[python] What's the idiomatic syntax for prepending to a short python list?

list.append() is the obvious choice for adding to the end of a list. Here's a reasonable explanation for the missing list.prepend(). Assuming my list is short and performance concerns are negligible, is

list.insert(0, x)

or

list[0:0] = [x]

idiomatic?

What's the idiomatic syntax for prepending to a short python list?

You don't usually want to repetitively prepend to a list in Python.

If it's short, and you're not doing it a lot... then ok.

list.insert

The list.insert can be used this way.

list.insert(0, x)

But this is inefficient, because in Python, a list is an array of pointers, and Python must now take every pointer in the list and move it down by one to insert the pointer to your object in the first slot, so this is really only efficient for rather short lists, as you ask.
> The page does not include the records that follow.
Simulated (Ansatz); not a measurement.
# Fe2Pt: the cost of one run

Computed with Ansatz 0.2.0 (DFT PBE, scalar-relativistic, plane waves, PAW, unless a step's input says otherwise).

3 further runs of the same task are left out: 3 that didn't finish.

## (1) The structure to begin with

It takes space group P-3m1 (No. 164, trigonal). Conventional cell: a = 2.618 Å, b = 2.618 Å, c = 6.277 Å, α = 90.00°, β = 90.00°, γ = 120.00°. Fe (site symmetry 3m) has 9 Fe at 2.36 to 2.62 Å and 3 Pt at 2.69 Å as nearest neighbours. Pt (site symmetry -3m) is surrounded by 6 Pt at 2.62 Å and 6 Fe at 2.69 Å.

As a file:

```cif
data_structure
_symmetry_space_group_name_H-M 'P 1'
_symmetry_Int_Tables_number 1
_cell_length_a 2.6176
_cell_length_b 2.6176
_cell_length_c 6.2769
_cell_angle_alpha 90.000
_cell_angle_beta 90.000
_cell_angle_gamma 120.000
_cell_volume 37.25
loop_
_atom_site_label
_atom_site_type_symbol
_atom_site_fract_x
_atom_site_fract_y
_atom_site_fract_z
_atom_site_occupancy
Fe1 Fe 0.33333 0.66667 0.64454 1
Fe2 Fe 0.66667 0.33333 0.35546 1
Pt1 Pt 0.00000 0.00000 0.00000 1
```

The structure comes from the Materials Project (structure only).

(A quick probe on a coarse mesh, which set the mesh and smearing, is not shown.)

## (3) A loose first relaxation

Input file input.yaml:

Here's a snippet from the CPython source where this is implemented - and as you can see, we start at the end of the array and move everything down by one for every insertion:

for (i = n; --i >= where; )
    items[i+1] = items[i];

If you want a container/list that's efficient at prepending elements, you want a linked list. Python has a doubly linked list, which can insert at the beginning and end quickly - it's called a deque.

deque.appendleft

A collections.deque has many of the methods of a list. list.sort is an exception, making deque definitively not entirely Liskov substitutable for list.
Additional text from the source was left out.